Thanks to the MIT Technology Review for their article discussing the value of videogames in teaching multitasking skills. The opening paragraph posits: "Playing computer games doesn't shorten kids' attention spans - it helps them to manage competing demands in the new era of 'continuous partial attention.'", and goes on to suggest that "...much as earlier civilizations used play to sharpen their hunting skills, we use computer games to exercise and enhance our information processing capabilities", although the article's author, Dr.Henry Jenkins, warns that these new skills "...should not come at the expense of older forms of literacy."

2 of 21 comments (clear)

  1. "exercise and enhance our information processing" by Andy+Smith · · Score: 4, Informative
    we use computer games to exercise and enhance our information processing capabilities
    No we don't. We use them for fun. Any enhancement of our "information processing" is an accidental bonus. There may be rare cases when specially written/selected games are used by carers to help people who are suffering from physical or mental problems. But games are never designed, marketed or purchased on the strength of how they might enhance our information processing.
  2. Re:"exercise and enhance our information processin by vaporakula · · Score: 3, Informative

    You have a point in that it is never a deliberate thing (buying a game to "enhance our information processing"), but a lot of the "fun" you are talking about is about pushing our brains: where to best fit this L-block, learning the pattern of the spikes shooting out of the ground, how to stop the enemy from repairing their tank.
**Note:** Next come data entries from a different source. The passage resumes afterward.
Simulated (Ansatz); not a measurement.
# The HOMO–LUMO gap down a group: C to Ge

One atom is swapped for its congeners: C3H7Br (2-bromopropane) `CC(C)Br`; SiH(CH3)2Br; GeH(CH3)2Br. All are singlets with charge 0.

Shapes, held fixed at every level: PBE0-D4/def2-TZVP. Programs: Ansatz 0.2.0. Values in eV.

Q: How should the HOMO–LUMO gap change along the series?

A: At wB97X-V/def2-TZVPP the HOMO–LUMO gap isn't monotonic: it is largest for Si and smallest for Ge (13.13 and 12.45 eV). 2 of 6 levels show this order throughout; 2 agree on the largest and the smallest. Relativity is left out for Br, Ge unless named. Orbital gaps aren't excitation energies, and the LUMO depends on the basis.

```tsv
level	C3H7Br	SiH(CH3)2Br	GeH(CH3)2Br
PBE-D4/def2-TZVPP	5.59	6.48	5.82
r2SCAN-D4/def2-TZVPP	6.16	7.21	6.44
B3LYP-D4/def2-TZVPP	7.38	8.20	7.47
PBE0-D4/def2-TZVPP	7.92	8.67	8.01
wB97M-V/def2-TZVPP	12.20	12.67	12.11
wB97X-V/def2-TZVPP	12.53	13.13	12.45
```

    Its all about Situational Awareness, a concept the military has known about for a long, long time. Good games (the fun ones) are all about situational awareness: knowing the environment, the actions of other characters, the potential for your own character or moves. The more you know about what is happening in the game world around you, the better a player you can be. To improve in the games, we improve our situational awareness (information processing capabilities) within that game.

    I wonder if there were any activities 100 years ago that demanded anything like the continuous attention to several different things at the same time as a modern RTS game (production status, resource gathering, unit health, enemy status, all in different places)? I'm sure there was, I just can't think of a decent example... either way, it is a good way to show how games are training people to do lots of very different tasks at the same time.